A number of effective church planting networks have adopted the motto ‘no planter plants alone’.


Coaching is different from mentoring.  In mentoring one “pours into” a leader from their experience and wisdom.  In coaching one tends to ‘’draw out’’ of the leader.  Church planting coaches believe the leader they are coaching often has the answer 'in them' but cannot find the answer on their own.  Good questions and the opportunity to reflect and discuss things in a ‘safe’ relationship makes coaching a somewhat different posture used with leaders, one that helps them grow in different ways than mentoring.   Coaching is a strategic means to support and encourage church planters. 

Dave Whitehead of Redeemer City to City compares church planting to chemistry rather than math:

A chemical compound is made up of different elements. Change one element and you have a different compound. The social makeup of the launch team, the leader’s family, the neighborhood, and even the expectations of the sending agency are major elements that influence the effectiveness of a church’s launch. Learning how to handle these elements — and many more — is a delicate dance that can’t be taught in a classroom. It has to be navigated in the field.*


Some advantages of providing coaching for church planters:

  • It reduces attrition, reducing the number of leaders leaving the ministry.

  • It encourages deeper learning and development according to many studies.

  • It provides a form of accountability which is supportive more than authoritative.

  • If done well, it provides support for the planter's spouse and family as well. 

  • Coaching is personalized, taking into consideration the differences between leaders and their circumstances, church planters and their church plants. 

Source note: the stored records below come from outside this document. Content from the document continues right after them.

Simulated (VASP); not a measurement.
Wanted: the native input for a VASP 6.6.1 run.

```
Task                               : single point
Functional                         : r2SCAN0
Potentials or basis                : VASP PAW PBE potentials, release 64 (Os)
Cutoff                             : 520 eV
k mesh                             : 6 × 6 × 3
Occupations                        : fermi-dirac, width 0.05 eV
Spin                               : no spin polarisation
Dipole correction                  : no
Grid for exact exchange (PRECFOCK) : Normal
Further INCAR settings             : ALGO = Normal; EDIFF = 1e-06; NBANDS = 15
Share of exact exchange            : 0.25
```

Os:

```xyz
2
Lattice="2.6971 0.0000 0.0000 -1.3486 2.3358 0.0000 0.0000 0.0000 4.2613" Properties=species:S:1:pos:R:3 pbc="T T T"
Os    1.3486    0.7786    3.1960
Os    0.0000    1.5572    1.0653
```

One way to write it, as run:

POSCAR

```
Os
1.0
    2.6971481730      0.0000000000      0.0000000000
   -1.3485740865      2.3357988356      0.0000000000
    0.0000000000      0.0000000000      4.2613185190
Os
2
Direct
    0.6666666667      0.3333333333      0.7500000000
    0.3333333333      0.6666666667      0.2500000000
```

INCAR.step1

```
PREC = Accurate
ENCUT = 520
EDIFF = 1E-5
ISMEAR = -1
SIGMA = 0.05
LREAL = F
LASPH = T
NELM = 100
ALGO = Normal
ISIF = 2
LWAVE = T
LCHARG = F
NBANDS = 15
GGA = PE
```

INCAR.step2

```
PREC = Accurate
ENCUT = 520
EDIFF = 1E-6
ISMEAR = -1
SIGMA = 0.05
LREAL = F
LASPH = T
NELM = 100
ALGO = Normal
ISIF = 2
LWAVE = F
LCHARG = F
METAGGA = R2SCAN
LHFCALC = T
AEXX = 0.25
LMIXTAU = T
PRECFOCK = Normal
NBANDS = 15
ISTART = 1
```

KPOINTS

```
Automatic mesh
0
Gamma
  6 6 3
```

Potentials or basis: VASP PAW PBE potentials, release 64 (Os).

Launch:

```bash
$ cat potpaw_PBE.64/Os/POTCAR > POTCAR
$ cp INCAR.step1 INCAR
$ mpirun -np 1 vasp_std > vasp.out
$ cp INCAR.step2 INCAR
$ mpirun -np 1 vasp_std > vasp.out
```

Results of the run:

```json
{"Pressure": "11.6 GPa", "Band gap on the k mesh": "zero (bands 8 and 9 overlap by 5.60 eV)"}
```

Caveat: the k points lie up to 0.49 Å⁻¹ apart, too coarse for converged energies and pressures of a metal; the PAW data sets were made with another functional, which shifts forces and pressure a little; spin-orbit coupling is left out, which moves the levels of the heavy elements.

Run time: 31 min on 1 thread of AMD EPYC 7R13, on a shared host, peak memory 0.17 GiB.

Coaching is a skill, combining active listening with posing good questions in such a way that leaders are able to see themselves and their situation with greater clarity, finding renewed vision, clearer direction, and better understanding.  As a skill, it is difficult to learn by simply reading a book.  It is best learned by being taught, practicing and receiving feedback, and growing in the skill through ongoing development.  Coaching church planters is perhaps best done by those who have already planted a church, but that is often a luxury.  Having a good coach with no church planting experience is better than having no coach at all.